For the benefit of those who do not quite see this, and who think that things may be one day cleared up, on this one spot, it cannot be too definitively stated what a human intellect is at the utmost, and within what limits its activity lies.
This intellect is a mere organic tool. It can only operate on efficient causes, which here mean the moving functions of a universal machine in full activity already. It can see, hear, taste, smell, and touch; it can set the results of sensation in order, and observe them as a whole, and choose a line of action coincident with them. It is a mere instrument for effecting these ends.
This is the whole story of Nature. She reveals herself as a function, acting continuously before senses which are mirrors; and here lies the absolute limit. She reveals her Efficient Causes without affording the remotest glimpse of her Predisposing Causes.
L.
All know how tired the patrician gets of perpetual country life; and in that one respect I was a patrician. I had seen the things most worth seeing in the leading towns of Europe in my early days; and had a longing to witness how forty or fifty millions of people got on in the new country of Canada and the United States. I had a fancy to see Quebec. I had a grandfather who was on the staff of General Wolfe, and who saw him die. I had a great-grandfather, also a British officer, father of the above, one David Gordon, of Park, who was on duty at Halifax and there met his death and burial. Not that I would cross the waves on these accounts; I simply wanted change, so sought it in New-idea-land, U.S. I went to Philadelphia, thence to Columbus and Galena; from Galena round about, crossing the Mississippi on foot over its admirable winter pavement when boats change places with sledges. Then I went to Boston, thence to Quebec; from Quebec to New York, not to mention all the stoppages at intervening places; from New York, after not a few circumgyrations, I found my way back to London again.
I saw a large portion of the New World; it proved to be exactly what a hundred people had described already, and I do not care to add my account, only to make up a hundred and one American nights entertainments.

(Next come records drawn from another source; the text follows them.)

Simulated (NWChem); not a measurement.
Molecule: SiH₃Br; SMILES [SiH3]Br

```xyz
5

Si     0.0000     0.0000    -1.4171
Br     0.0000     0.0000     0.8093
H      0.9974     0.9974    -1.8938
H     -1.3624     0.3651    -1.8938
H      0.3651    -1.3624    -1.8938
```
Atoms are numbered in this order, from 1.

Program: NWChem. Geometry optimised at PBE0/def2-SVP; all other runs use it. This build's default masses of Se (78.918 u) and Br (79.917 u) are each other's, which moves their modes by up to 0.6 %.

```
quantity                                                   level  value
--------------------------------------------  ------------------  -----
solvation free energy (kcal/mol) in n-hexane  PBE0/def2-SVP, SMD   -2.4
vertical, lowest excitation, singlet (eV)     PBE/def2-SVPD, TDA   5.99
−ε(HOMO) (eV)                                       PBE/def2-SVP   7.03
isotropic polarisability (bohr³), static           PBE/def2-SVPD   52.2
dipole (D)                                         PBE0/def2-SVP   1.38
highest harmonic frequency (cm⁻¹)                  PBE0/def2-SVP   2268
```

My ghost of travel not being yet laid, I took to the waves again and sojourned for a while at Jersey, where I had relatives and friends. At length I settled down in Grosvenor Street, Park Lane; when I was invited to take charge of the Earl of Ripon’s health at his villa on Putney Heath. After a lapse of time, I took a small house in Spring Gardens; later on, I built myself a villa on three acres of park land at Roehampton; then, still later on, I lived for some years at Parson’s Green, Fulham; and after some more movements, in separate years, now to Florence, now to German-Saxony, now to Venice and Rome, which last visit was eighteen years ago, I am settled, perhaps for good, in St. John’s Wood, where I am within an easy distance of Highgate Cemetery; so I hope a one-horse coach will end my journeys.
On looking for the moss I have gathered I find its quantity very small.